Born December 6, 1903

1919 - age 16 - served in White Russian military unit as a machine gunner’s assistant

1920 emigrated to Paris, works at various jobs.  In 1926 he begins driving a taxi cab at night, he will continue this until 1953.  He was very active in Russian Emigrés Cultural circles.  During WW II he and his wife helped hide Russian Jews. He edited a resistance journal, at great personal risk.

In 1953 he became a broadcaster for Radio Liberty, moving to Munich.  This is considered now to have been a C I A project aimed at Russians in Europe. He worked there The rest of his Life while he continued writing.

He published Seven novels and some fifty Short stories

When he died in 1971 he was buried in the city he loved,

“The Beggar”, told in the third person is about a man who for years has slept at night in a crate and by day, a to all eyes a complete wreck, wanders the streets of Paris.  He eats scavanged food.  He speaks to no one and most pretend they do not see him.  We slowly learn his back story.  He was once a sucessful business owner with a wife and grown children.  One day he just vanished from sight.  Everyone speculated.  Did he leave for another woman, had his busuness come to ruin, had he committed a horrible crime?  Investigations showed his business was strong, his marriage sound, and his personal life beyond reproach.  

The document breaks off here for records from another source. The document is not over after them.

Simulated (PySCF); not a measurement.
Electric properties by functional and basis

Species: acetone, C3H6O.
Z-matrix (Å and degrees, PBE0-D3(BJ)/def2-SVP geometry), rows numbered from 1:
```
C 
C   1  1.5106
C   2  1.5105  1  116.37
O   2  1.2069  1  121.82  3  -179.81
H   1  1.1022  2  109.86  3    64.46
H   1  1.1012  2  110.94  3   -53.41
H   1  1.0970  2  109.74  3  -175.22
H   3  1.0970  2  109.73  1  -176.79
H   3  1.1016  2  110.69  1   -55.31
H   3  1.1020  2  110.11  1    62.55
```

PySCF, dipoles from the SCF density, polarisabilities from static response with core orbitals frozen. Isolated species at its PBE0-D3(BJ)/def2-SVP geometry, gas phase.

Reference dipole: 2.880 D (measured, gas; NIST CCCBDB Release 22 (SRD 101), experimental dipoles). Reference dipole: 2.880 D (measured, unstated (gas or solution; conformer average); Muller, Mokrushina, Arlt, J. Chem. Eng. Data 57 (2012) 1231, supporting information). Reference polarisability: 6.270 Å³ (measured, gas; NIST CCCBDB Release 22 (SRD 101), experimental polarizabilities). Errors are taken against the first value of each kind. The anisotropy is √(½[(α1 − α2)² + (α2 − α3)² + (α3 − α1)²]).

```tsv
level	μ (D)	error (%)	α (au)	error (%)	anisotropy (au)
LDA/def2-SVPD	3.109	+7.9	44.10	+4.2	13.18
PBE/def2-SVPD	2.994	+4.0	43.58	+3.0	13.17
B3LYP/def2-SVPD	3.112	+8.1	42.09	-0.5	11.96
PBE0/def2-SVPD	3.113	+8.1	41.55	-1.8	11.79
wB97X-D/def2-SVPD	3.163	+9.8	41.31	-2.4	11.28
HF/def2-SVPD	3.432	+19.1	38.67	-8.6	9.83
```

Here he is initially presented to us:

“High up, on the Elysian Fields, where in these winter months from four o’clock in the afternoon neon advertisements glow and the windows of the enormous cafés are illumined, icy sleet was falling, while down below, in the long subterranean passageways of the Métro, the air was warm and still. In the middle of one of these underpasses, always in exactly the same spot, stood an old man in rags, hatless and with a dirty-pink bald patch, around which, above his temples and above the nape of his neck, grey hairs protruded in all directions. As with the majority of Paris’s poor, he was dressed in some shapeless garb. Both his overcoat and his trousers looked as though they had ever been thus, as if they had been made to order like that, with those soft creases, with that absence of any lines or contours, like a dress or a great sackcloth robe that people belonging to another world, and not the one surrounding them, would wear.”

He wanders in a wasteland

“However, no one ever asked him anything. For many years, since he had become a beggar, one of the peculiarities of his existence had consisted in the fact that he had almost ceased speaking, not only because he lacked the urge to do so, but also because there was no necessity. Words and their meaning had long since lost for him their former value, as had everything that preceded his current life. One day he spotted a discarded newspaper: it was lying on the grey floor of the passageway in the Métro, and on the front page, in enormous lettering, were printed the words: “War in korea”. He looked at the newspaper with his dull eyes and marked neither the combination of letters nor their meaning. This war, which was being followed by millions of people the whole world over, did not exist for him, as nothing else existed, except for his own protracted delirium, through which he was slowly but surely moving towards death. Sometimes, when at night he would leave the Métro and walk through the deserted streets of Paris, across the entire city, towards a wasteland on the periphery, where there was an enormous wooden crate in which he would spend the night”

Slowly we learn why he preferred life on the streets to living in a lovely villa, with servants, books, music, family, and abundant money.

I do not wish to spoil this story by explaining to much.

There are five other stories in the collection, for sure I will read them all, saving one, I hope, for my participation in Paris in the Spring 2019.